Employee Experience Matters Too

Too often I’ve seen journey maps or shopping reports that do not weigh the tools and experience employees have while assisting customers. As you look across a given day and the various interactions consumers have as they travel, eat, work, and play - the support tools employees have are dated. “Sorry sir, my computer is running slow” is one of my favourites. Another is glancing at an employee’s screen that looks like it is out of the 1980s with lots of function key shortcuts and special codes to remember. 

ESAT + CSAT is greater than the sum of the parts! Happy employees mean happy customers. Providing streamlined tools also has another advantage—iterating on employee interfaces allow the experience to be honed to the point a customer could directly interact with the tool at a point in the future. 

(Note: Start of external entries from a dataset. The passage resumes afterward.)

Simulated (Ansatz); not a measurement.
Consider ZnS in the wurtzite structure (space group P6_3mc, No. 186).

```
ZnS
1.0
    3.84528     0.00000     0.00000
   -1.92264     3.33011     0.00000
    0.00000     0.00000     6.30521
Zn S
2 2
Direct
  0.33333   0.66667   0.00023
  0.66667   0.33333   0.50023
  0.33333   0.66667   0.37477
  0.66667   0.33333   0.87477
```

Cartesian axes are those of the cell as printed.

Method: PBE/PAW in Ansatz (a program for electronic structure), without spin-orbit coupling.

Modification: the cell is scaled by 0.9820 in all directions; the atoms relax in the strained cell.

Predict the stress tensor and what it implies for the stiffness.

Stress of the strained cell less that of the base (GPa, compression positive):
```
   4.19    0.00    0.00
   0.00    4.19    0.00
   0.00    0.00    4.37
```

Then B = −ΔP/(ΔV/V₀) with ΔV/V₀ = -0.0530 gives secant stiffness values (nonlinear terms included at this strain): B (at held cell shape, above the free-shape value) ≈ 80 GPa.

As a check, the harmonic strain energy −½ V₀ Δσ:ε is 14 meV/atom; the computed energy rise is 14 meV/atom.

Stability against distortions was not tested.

I see companies really stumble to grasp this approach. VPs from different departments with competing goals. For example, VP One is involved with IT tasked with keeping costs down while VP Two is in charge of customer experience and sees the load time on a system causing employees ability to service customers taking longer than it should, especially during peak usage. Although VP Two is clamouring for new hardware or software updates, VP One is being praised for managing to their budget. Meanwhile, the water cooler talk is full of employees relating their challenges and how “easy” it would be to fix them if the tools (hardware/software) just had some love. Recently this example was exemplified in one of my new favourite quotes:

Every hard problem stems from two vice-presidents needing to speak to each other.—@csoandy at #BoS2019 


Putting it together

So the easy takeaway is meet the customer on mobile and figure out how to get from point a to point b with the minimal amount of friction. Use the many cues from users as well to hone the process. Native apps, social experiences, websites, all get various data points from users. Some of these data points have to be won, like location or push, so be sure to impart the benefit that trust will create. 

The deeper takeaway? We need to rethink how we work together to create experiences. Working in silos and creating amazing experiences will never happen. Internal teams, agencies, technology partners, support vendors, etc… all must be aligned and working towards the same goals.  The very experience we create for our teams as we work together are the yin to the yang of the customer experience. A reductionist way to explain this is the experience is more than the sum of the parts. This is a saying that grew out of Gestalt Psychology. People take in the whole sum of an object rather than its components: Think of your experience that way.